Voidly's supervised v3.3 classifier sits at F1 0.729 / AUC ≈ 0.99 on labeled incidents — by far our strongest signal. But labels are themselves curated, and the unsupervised view answers a different question: which (country, day) feature vectors look weird, regardless of whether anyone wrote them up as an incident?
CenDTect (Aceto & Pescape, 2025) proposed clustering OONI measurements with DBSCAN and treating noise points (cluster label -1) as candidate censorship. We adapted that to a per-country rolling window over the full Voidly evidence table.
The build
- Feature matrix: 12 columns per (country, day) — block_rate, log measurement count, ASN diversity, source diversity, plus the 8-bucket signal-type composition (DNS-block, TCP-reset, blockpage, TLS-reset, outage, interference, generic block, ok).
- Window: rolling per-country, last 45 days. Standardized via StandardScaler within the window.
- DBSCAN:
eps = 75th percentile of k-NN distances(k=3),min_samples = 3. Continuous score = distance to the nearest core point on the test day.
Results
- AUC vs v3.3 labels: 0.6506 (n=3,922 scored, 1,023 positive)
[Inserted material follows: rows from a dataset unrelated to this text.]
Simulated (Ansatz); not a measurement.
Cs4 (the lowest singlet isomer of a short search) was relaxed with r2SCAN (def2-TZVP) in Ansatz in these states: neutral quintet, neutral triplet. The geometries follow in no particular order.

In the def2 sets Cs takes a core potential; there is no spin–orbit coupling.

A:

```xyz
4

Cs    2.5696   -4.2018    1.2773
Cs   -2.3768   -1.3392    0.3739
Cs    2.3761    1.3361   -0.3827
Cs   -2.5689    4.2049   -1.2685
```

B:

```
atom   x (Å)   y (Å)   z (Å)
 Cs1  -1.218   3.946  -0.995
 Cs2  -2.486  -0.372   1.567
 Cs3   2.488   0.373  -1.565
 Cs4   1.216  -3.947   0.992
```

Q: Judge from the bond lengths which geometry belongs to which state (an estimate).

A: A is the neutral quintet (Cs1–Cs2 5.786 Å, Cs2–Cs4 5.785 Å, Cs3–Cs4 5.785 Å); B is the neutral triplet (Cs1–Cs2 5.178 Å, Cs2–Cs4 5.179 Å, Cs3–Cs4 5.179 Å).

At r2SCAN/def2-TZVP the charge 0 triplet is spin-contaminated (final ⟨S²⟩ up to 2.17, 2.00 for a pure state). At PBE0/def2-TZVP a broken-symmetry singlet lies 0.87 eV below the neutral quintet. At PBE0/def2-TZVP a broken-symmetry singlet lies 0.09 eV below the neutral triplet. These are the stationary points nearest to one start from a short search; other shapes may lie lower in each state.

- AUC-PR: 0.3639 — well above the 0.26 baseline (positive rate)
- Binary flag AUC: 0.6372 (using just is_noise vs continuous score)
- Promote floor: 0.65 — passed by 0.6 percentage points
- Improvement over the v1 IsolationForest baseline (AUC 0.489) is +16 percentage points
Honest caveats
- Barely over the floor. 0.6506 vs 0.65 promote is a 1pp margin. Drift in the underlying evidence distribution could push it back below.
- Hyperparameters tuned on the same labels we evaluate on. Window length, eps quantile, and min_samples were picked by grid search over the v3.3 labeled set. There is no held-out validation split — that's the next step before any production use.
- Recall at 90th-pct threshold is only 16.6% (precision 43.3%). The model is useful for prioritizing investigations, not for replacing the supervised classifier.
- Pooled (global) DBSCAN was worse (AUC ~0.58 across all tested window sizes). The per-country approach beats it cleanly — each country's baseline is genuinely different and global pooling washes out the signal.
Why ship it
The supervised classifier is trained against the same labels its AUC is measured against — it overfits the human-curated “what counts as an incident” definition. DBSCAN doesn't see labels at all. When the two disagree, the disagreement is itself the signal — a (country, day) the classifier shrugs at but DBSCAN flags is exactly the kind of case worth a human look.
Live at
GET /v1/anomaly/dbscan/{cc} — score a country's most-recent day (with feature vector + interpretation)
GET /v1/anomaly/dbscan/leaderboard?limit=20 — most-anomalous countries right now
GET /v1/anomaly/dbscan/info — full sidecar metrics for transparency
Example: GET /v1/anomaly/dbscan/IR currently
returns anomaly_score ≈ 4.89, is_anomaly=true, with 100% block_rate across
12 critical measurements concentrated on a single ASN — a textbook
shape-anomalous day.